KUCHING: Bank Negara Malaysia has announced its decision to maintain the Overnight Policy Rate (OPR) at 2.75 per cent, citing concerns over a possible global economic slowdown that could lead to a recession.
Universiti Malaysia Sarawak (UNIMAS) economist Jerome Kueh said that “maintaining the OPR for the time being is crucial to provide space for the businesses and households to accommodate the impact of the possibility of occurrence of global recession”.
According to the International Monetary Fund (IMF), the global growth is estimated to shrink from 3.4 per cent in 2022 to 2.9 per cent in 2023 due to the tightening monetary policy by central banks in advanced countries to combat inflation and easing energy cost that may put the risk of experiencing recession.
Kueh opined that “the root cause for the higher price of goods and services in the market is due to global supply chain disturbance, instead of due to aggregate demand increase”.
He went on to explain that “any rise in interest rate may indirectly cause production cost to escalate and eventually may burden the households due to lower purchasing power”.

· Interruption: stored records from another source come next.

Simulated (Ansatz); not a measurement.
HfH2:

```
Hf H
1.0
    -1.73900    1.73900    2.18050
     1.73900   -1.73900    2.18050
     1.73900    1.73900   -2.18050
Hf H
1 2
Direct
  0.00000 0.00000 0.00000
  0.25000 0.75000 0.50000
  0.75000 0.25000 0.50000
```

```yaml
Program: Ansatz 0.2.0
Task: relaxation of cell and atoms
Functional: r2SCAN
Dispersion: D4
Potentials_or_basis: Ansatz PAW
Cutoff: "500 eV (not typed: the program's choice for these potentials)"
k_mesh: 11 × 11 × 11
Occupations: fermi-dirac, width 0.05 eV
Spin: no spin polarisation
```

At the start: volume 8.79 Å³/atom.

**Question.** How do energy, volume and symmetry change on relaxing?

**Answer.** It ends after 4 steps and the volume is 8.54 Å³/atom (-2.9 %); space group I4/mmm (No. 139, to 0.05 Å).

While increasing the interest rate is an option to address the high cost of living, Kueh believed that an OPR hike at the moment may not be able to tackle the inflation issue thoroughly.
“Maintaining the OPR is necessary to accommodate the prospect growth in the country and also at regional level,” said Kueh in an interview yesterday.
He pointed to new potential investments in the country, such as Amazon Web Services and Tesla, and the expected increase in tourist arrivals as reasons for a steady monetary policy.
“Just like adapting to a new pair of shoes, it takes time for market agents, notably businesses and households, to adjust to a previous OPR condition.
A sudden increase in the rate, however, may cause them to stumble and realign, despite the current efforts to address inflationary pressures.”
“BNM is now making decisions more independently by closely examining domestic economic factors, as well as the cooling down of inflation and the evolving economic situation, which include the possibility of a global downturn,” said Centre for Market Education (CME) economist Carmelo Ferlito.
“This approach has allowed the central bank to strike a balance between an accommodative approach and the issue of inflation,” he added.
Ferlito also said that despite the true scale of inflation being obscured by persistent price controls and subsidies, the current official inflation data has led BNM to be cautious about raising interest rates further.
He asserted that implementing a “serious strategy to combat the lingering inflation pressures found within core inflation will require a multifaceted approach”, which includes measures such as “reducing government spending, pursuing balanced budgets, promoting savings, and enhancing productivity”.
“While noting that BNM is taking a balanced approach, we should be cautious not to overestimate the role of monetary policy in combating inflation and promoting growth,” said Ferlito.
Instead, he added a pro-growth strategy should be carefully planned, centred on the mutually reinforcing relationship between investment and savings, with a measured and deliberate approach.
“I see International Trade and Industry (MITI) Minister Tengku Zafrul Aziz’s recent recognition of this relationship as a positive step in the right direction,” he concluded.
The OPR is the benchmark interest rate used by BNM to influence the lending, financing, and deposit rates of banks, including both conventional financial products and Islamic finance.
When the OPR changes, it directly affects the cost of bank loans and deposit returns.
To illustrate, my back-of-theenvelope calculation showed that an increase of 0.25 per cent in the OPR would result in higher monthly instalment payments for a borrower, such as in the case of a RM500,000 home loan with a 30-year term, where the monthly payment would increase by RM71.
Over the course of the loan, the borrower would pay an additional RM25,560 in total interest. If the OPR increases by 0.75 per cent, many individuals and households will be affected in terms of managing their expenses for food, utilities, and education.
But on the upside, an increase in interest rate will also encourage more people to invest and save in fixed deposits, to take advantage of the higher interest returns.
BNM announced on Thursday that it would maintain the OPR at 2.75 per cent following a meeting of its Monetary Policy Committee (MPC).
This marks the second consecutive pause in the OPR after the central bank surprised the market in January by keeping the rate at 2.75 per cent since Nov 3, 2022. Next MPC meeting will be held on May 3, 2023.